Our Story
Pleco Software was founded in May of 2000 by Michael Love. Michael had spent most of the year living and studying in China, and having a rather poor memory he found it extremely difficult to expand his vocabulary in Chinese, particularly since every time he forgot a word it would take him several minutes to look it up in a traditional paper-based Chinese dictionary. Inspired by a device he saw in a market in Zhongguancun, he threw together a makeshift Chinese-English dictionary on his Palm IIIx, using an off-the-shelf Chinese OS and handwriting recognizer and the free CEDICT dictionary.
When some of his fellow students started buying their own Palms just to run this little hack of his, he realized there might be a good business move here, and thanks to some forward-thinking people at Oxford and Motorola he soon managed to secure the necessary licenses for Pleco’s first product, a Palm OS version of the very popular Oxford Concise English & Chinese Dictionary. Originally intended only as a part-time college business, by the time Michael was ready to graduate, Pleco was generating enough revenue to be a full-time job, so he turned Pleco into a full-fledged company and hired himself as its first employee.
We’ve been growing steadily since then, moving from platform to platform as the mobile market changed – Windows Mobile in 2004, iPhone in 2009 and Android in 2011. We’re one of only a handful of companies to successfully survive from the antediluvian era of mobile software to the present day, and one of an even smaller number who’ve managed to allow customers from our old platforms to keep using their purchases on our new ones – we take a tremendous amount of pride in the fact that we have customers from 2001 still using their purchases on their brand new smartphone 12 years later. This also effectively makes us one of the oldest e-book stores in the world, predating Kindle and iTunes by several years.
We’ve also been adding lots of features and new licensed dictionaries along the way – from that first Oxford dictionary our collection has now expanded to more than a dozen – and can even take credit for pioneering a few now-widely-used innovations; we led the way in developing the concept of an “all-in-one” dictionary that combined Chinese fonts / handwriting input / flashcards / audio / multiple dictionaries in a single app, and in 2010 we received a ton of press coverage as the first company to launch a live Chinese OCR system.

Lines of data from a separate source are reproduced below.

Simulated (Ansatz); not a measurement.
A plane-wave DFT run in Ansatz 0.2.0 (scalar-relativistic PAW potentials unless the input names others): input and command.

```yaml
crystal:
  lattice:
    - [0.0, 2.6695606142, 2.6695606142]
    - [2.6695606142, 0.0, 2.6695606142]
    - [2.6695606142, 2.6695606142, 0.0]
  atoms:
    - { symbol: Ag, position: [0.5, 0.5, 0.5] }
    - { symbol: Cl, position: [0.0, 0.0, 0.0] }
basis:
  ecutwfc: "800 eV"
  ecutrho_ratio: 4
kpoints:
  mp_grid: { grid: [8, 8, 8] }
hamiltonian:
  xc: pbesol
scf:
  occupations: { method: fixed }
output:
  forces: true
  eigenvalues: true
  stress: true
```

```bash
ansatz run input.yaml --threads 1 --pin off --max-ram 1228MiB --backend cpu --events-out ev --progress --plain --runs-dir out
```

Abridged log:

Every day, millions of people in (at least) 180 countries use our software to help them study and communicate in Chinese.
The Name
We pronounce it with a long E, like plee-co, which means we should probably type it with a macron (but that just looks silly). It’s the nickname of a type of aquarium catfish (scientific name Hypostomus plecostomus) that Michael had several of when he was a kid, a stylized example of which graces our company logo. We think it’s actually supposed to be pronounced pleck-o but he’s been saying it the other way since he was 10 and he’s not changing it now.